I’ve always been of the mind that being good at something only requires a small seed of talent, and that the thing that divides one from the masses is hard work and passion. Some people’s innate talent saves them a lot of effort, true. But at the end of the day it’s still about investing your hours, and your elbow grease. into striving to be better. It can be easy to make time for your primary talent, the one that you see as your main priority. But it takes just as much work to develop new skills.
What new skills are you trying to build, and how are you going about it?
I’m working on a handful…
Writing Lyrics: Note that it’s not ‘writing songs’; I have absolutely no musical foundation, aside from a life spent admiring great music. But when I’m writing out lyrics, which seems to be half poetry and half dialogue, sometimes I catch a whiff of a tune anyway and find myself, in my absolutely untrained voice, wrapping my words around a tune. I’ve kept one eye on this skill for a very long time. Back in Grade 12, I had my first foray into writing lyrics when a class assignment directed us to write songs about social issues, in groups. Outright stealing the tune from a People in Planes song, I wrote new lyrics and a friend with a guitar helped me branch away from the original music. I was pretty proud of the result. I wrote lyrics for an MZPtv script a few years later that were never used, that I don’t think I even have a copy of any more. Until recently, though, that was about the shape of it.
In the last year or so, though, I’ve been catching a bit of a compulsive tune. First I started singing regularly in the show, from Glen Hansard‘s “Leave” to Metric‘s “Siamese Cities” to my latest jam, Nikki Sto‘s “Damage Still to Do”. I even recorded them on my phone once or twice; not under any delusions of grandeur, just to get an honest earful of how I sounded. At some point I started playing around with original lyrics. A few months ago I recorded snatches of one. A couple days ago at the Reel Music Media showcase I was caught by a wave of inspiration while Samara York was singing the last song of her live set and jotted down a rough bridge. Today, while in the shower, I started feeling out the melody, penning a couple verses around what I had. Though I don’t think it’s something special, and I know I can’t exactly go full throttle with it… I’m feeling it out, and it gets easier the more I do it. I love that feeling. When something’s new and you’re not sure you can do it, and you start realising you actually can. I don’t know if I’ll ever be properly good, but it’s enough of a taste to keep me working at it. If only in the shower. So, my battle plan is to keep at it: keep singing and composing lyrics in the shower until I’m not afraid to try some basic vocal/lyric training to see if there’s something there, beyond a wannabe warbling alone in the bathroom.

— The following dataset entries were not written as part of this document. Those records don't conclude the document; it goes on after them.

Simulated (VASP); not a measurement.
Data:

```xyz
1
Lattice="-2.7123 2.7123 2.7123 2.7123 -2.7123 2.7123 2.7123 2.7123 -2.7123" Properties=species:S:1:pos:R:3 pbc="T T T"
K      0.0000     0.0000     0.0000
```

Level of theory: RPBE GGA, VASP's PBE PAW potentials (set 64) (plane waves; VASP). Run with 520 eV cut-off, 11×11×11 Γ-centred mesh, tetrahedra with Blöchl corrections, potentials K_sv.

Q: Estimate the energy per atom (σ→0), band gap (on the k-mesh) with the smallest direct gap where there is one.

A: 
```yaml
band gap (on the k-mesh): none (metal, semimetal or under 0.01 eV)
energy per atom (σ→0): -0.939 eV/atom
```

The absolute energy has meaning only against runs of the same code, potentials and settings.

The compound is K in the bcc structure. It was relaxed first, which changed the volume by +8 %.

Being Funny: Humour is not my strong suit. I’ve had some luck with witty banter in the past, and my style has occasionally found an admirer or two, but I have to admit: comedy is really, really hard. Inside of a drama, where humour is something a little extra, it’s a lot easier than actual comedic scripts where you’re essentially promising a laugh every half-page or else. Unlike other things, like lyrics or writing drama or juggling, it’s much harder to figure out if you’re any good without a second person laughing or wincing. So, the arc of development for someone who isn’t very funny is basically paved with embarrassment.
The worst part is when your work connects with some people and completely bores others, and you find yourself struggling to come away from the process with any real advice to refine your work. The people who already like it don’t have much to say, and the people who don’t like it have plenty to say, but none of their advice works because their inherent problem is that they don’t like it, they don’t find it funny, so the spirit of their notes is essentially “be something you’re not”. Which, though they’re trying their best, is more a distraction than an aid. So, it can be pretty difficult to find someone who is able to guide your development in the right direction unless you find someone who is funny in a similar way… which is a needle in a haystack.
I want to be funny. I want to at least have a specific humourous voice, even if it’s niche, just because I want to be able to try a comedic project some day. So I have to sharpen my skills. But since I’m not exactly a standup, and I want to test my work without connecting my name to my embarrassing comedic fumbling in the dark… I’m playing with some joke-based Twitter accounts, just to see if I can build something. Find an audience who don’t hate my voice, and see which jokes land and which ones go unnoticed. It could be hugely successful (not likely), or it could die a silent death; either way, it’s a valuable test to see if I can leave a mark anonymously.
I’m sure there are others that aren’t springing to mind as well.
What skills are you trying to develop? What’s your plan of attack to help you turn them from dream into reality?